Please share your view, I like when people engage in these topics.

Many Christians I have met, don’t actually know the depths of the Bible. It shocks me how little the average Christian knows about his own belief system.

Atheists actually know more about scripture than Christians do.

I recently read a commentary in a Bible and it said these words in reference to a verse. “No matter how much of your deeds are worthless, no believer will forfeit salvation.”

Just to briefly familiarize people with the text. There is a debatable topic that has been floating amongst the Christian groups, called Calvinism and Arminianism.

These categories are referring to two major views:

Calvinism- the theological system of Calvin and his followers marked by strong emphasis on the sovereignty of God, the depravity of humankind, and the doctrine of predestination.

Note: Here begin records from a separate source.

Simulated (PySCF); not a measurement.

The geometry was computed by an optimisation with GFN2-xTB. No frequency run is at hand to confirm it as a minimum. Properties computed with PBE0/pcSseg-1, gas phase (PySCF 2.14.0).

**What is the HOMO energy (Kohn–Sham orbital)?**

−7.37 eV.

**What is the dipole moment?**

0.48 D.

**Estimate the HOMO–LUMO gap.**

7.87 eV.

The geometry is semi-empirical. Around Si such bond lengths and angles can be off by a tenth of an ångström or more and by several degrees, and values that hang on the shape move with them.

Arminianism- of or relating to Arminius or his doctrines opposing the absolute predestination of strict Calvinism and maintaining the possibility of salvation for all.

So for those that aren’t familiar with this theology, I would suggest do some research. Very deep doctrine (the meat of theology).

So essentially, the arminian view strongly believes that relationship with God had to be maintained and your walk in life will base whether you get into heaven or not. For instance, if you sin, and you happen to die in that moment you would lose your salvation because you died in sin. The counter is Calvinist believe that a person that’s saved is not judged on the same basis as an unbeliever, and that the sin that happens in a believers life is not significant and cannot cause a person to lose salvation.

The term predestination gets thrown around a lot. Because often times on the Bible, Paul would use the term to refer to saints, or to refer to Gods plans for people.

The Calvinist believes strictly that we are either bound by sin, or bound by righteousness. You do not choose God but God chooses you.

The Arminian believes that you have all, free will to choose as you please, and you choose to serve God or Choose to serve the sin (the devil).

Free will is the ability to make choices according to your desire. Free will is of two theological viewpoints:

Compatibilist and Libertarian. Compatibilism is the position that a person is only as free as his nature permits him to be free and that his sinfulness prevents him from freely choosing God (1 Cor. 2:14, Rom. 3:10-12, Rom. 6:14-20). Libertarian free will is the position that an unsaved sinner is still able to freely choose God in spite of his sinful nature (John 3:16, 3:36).

God’s predestination does not mean that we cannot make free will choices. God predestines in and through our choices because God is all-knowing and all-powerful.

He knows what we will do because He knows all things. He cannot not know all things. So, whatever you choose to do out of your own free volition is known. But His knowing doesn’t mean you don’t freely choose.

I think that Calvinism and Arminianism correlate well together, in fact I think they actually complement one another. They coincide although two completely different perspectives.

I barely skimmed the surface, so much more to this topic. I can write a whole blog on this topic alone.